On Mon, Jun 17, 2013 at 09:36:29AM -0400, C. Michael Pilato wrote:
> On 06/13/2013 10:30 PM, Greg Stein wrote:
> > Fair enough. But I think you're talking about Step Two. There is more
> > work on what "stable" means, what time schedules to use, etc. That's
> > Step One.
> 
> In private mail, you also asked for tighter definition of the various
> trimesters of stability (which is an interesting choice of terminology in my
> own personal life right now, but I digress...).  Here's my thinking:
> 
> Tri 1:  Trunk builds and passes tests, but may have crazy new,
> sweeping-change types of features on it.  We've tried to be
> forward-thinking, but who knows if these are the APIs/protocols/etc. that
> we'll wind up with in the release.  At the end of this period, we might say
> we're merely "build stable".  We could ship an alpha at the end of this
> period to get the crazy new features into the public's hands for user
> acceptance testing.
> 

I like the idea of sprinkling alpha/beta releases along the way.

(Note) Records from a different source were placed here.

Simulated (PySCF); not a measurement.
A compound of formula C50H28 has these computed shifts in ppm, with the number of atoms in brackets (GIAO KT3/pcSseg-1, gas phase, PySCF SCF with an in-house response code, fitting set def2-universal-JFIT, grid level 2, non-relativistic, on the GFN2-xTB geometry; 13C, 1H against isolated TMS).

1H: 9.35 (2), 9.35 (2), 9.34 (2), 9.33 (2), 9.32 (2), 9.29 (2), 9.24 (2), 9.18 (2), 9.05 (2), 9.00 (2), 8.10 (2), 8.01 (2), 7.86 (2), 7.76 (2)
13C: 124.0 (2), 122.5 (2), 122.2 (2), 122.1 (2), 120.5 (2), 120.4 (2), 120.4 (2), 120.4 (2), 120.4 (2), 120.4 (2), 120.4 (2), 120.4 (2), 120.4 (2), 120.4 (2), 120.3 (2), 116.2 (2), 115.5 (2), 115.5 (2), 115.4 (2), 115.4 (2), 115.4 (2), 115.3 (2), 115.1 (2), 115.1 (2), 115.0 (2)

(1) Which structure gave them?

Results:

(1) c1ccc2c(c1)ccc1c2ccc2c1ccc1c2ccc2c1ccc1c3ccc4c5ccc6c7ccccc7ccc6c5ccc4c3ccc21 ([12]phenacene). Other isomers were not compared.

> Tri 2:  Trunk builds and passes tests, and the crazy stuff is still getting
> hammered into release-worthiness, but we're not allowing any more crazy
> stuff in.  Smallish features and enhancements are fine, but nothing like a
> WC-NG or Ev2 or FS-NG or....  At the end of this period, we would say we're
> "feature stable", and could ship a beta release.
> 
> Tri 3:  Trunk is feature-complete.  Oh, and it builds and passes tests.  :-)
>  We're serious about getting this thing ready to release, now.  Strictly
> speaking, this "period" of trunk's life extends until the final release is
> cut by taking the "release branch" side of the fork in the road.  But we
> don't want to lock down the trunk indefinitely, so we get as much
> stabilization done on the trunk as we can before branching for release
> stabilization and reopening the trunk for a new "first trimester".

Which trimester is concurrent to the "1.N.x branched, but 1.N.0 not released
yet" period?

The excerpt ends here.